Yes, I believe this would be a good approach. However, note that when you say random, you should perhaps sample it from images where "hands are most likely to appear". It really depends on your use case, and you have to tune the data set to fit what you're doing.
How you should build your data set, would be something like this:
Crop images of hands from a big image.
Sample X number of images from that same image, but not anywhere near the hand/hands.
If however, you should choose to do something like this:
Crop images of hands from a big image.
Download 1 million images (an exaggeration) that definitely don't have hands. For example, deserts, oceans, skies, caves, mountains, basically lots of scenery. And then use this as your "random images without hands", you might get bad results.
The reason for this, is because there is an underlying distribution already. I assume that most of your images could be pictures of groups of friends, having a party at a house, or perhaps the background images would be buildings. Hence, introducing scenery images, could corrupt this distribution, whilst holding the above assumption.
Therefore, be really careful when using "random images"!
on all the subsquares of my images
As to this part of your question, you are essentially running a sliding window on the entire image. Yes, practically, it would work. But if you're looking for performance, this may not be a good idea. You might want to run some segmentation algorithms, to narrow down the search space.

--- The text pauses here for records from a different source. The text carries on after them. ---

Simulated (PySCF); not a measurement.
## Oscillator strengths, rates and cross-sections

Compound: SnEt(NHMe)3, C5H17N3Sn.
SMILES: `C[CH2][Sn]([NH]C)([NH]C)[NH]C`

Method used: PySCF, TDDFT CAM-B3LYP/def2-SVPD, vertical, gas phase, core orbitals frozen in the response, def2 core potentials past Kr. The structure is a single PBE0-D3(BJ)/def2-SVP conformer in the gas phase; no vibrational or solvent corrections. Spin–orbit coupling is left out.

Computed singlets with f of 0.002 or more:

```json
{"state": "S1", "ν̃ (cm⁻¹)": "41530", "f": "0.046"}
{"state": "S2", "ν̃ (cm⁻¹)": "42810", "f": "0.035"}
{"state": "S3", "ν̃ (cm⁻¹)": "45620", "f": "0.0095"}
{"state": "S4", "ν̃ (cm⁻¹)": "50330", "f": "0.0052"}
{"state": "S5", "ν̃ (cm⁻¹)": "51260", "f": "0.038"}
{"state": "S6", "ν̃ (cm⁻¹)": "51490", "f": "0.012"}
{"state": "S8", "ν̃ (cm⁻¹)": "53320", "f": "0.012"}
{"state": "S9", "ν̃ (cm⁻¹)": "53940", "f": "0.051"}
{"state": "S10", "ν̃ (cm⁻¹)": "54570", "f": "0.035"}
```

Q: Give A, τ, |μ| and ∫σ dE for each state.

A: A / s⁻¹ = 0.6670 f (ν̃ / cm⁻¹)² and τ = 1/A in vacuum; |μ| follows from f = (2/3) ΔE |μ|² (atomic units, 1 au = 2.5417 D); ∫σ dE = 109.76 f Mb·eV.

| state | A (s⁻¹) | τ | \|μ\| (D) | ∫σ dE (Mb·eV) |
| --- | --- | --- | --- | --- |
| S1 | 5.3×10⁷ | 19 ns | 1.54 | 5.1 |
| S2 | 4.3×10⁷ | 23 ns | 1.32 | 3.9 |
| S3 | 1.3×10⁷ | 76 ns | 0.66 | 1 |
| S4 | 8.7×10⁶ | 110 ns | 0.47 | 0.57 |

Are there other examples of complex 2-class convnets / RNNs I could
use for inspiration?
I'm not sure what you mean by complex 2-class convnets. I'm not familiar with RNNs, so let me focus on convnets. You can basically define the convolutional net yourself. For example, the convolutional layers size, how many layers, what's your max pooling method, how big is your fully connected layer going to be, etc. The last layer, is basically a softmax layer, where the net decides what class it's going to be. If you have 2 classes, your last layer has 2 nodes. If you have 3, then 3. And so on. So it can range from 2, to perhaps even 1000. I've not heard of convnets that have more than 1000 classes, but I could be ill-informed. I hope this helps!
This seems more a matter of finding good labeled training data than of choosing a network. A neural network can learn the difference between "pictures of hands" and "pictures which incidentally include hands", but it needs some labeled examples to figure out which category an image belongs to.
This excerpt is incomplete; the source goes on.